The way tech giants are responding to the market just makes me think of the changes in MO of US Robotics in The Positronic man.
General purpose computing? That hurts our bottom line. Enter ever more specific purpose computing, tablets, phablets, netbooks, etc.
Users still have control over their local data and processing? Enter cloud storage/clusters.
Still annoyed by users claiming they own their devices that they purchased? Enter software/hardware as a subscription model.
They all want their central owned brain that they lease out the use of to their consumers, using interfaces they control and never actually give up ownership of, that are merely dumb extensions of their central processing.
To all those Microsoft fanbois who said affirmatively that Microsoft was not planning a subscription model for Windows 10, please explain once again how Microsoft would never institute a subscription model for Windows 10.
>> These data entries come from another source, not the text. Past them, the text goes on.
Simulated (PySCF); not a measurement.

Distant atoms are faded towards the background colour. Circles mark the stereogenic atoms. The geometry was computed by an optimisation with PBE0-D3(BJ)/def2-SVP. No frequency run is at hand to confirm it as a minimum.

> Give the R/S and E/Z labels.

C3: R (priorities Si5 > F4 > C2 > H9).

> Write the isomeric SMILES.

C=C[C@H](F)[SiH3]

You may think this is not a big deal $84 a year but per user is another big expense for some companies. Especially if Microsoft thinks its going to get everyone on a Surface plan. This must be their next big brain storm which Microsoft hopes will carry their revenue base. Unfortunately this could backfire if users are unwilling to pay it. I can tell if I am faced with $84 a year for Windows I can easily move onto another platform within days.
Is is a surprise to anyone reading these words that this was going to happen?
Macroshaft has been positioning itself on all of its products to be SaaS.
Time to jump to macOS, which is the only reasonable alternative.
Maybe someday, if the Linux crybabies will stop their backbiting and petty squabbling over systemd (and other things), and get themselves together on a unified distro with a unified desktop UI, they may still have a chance.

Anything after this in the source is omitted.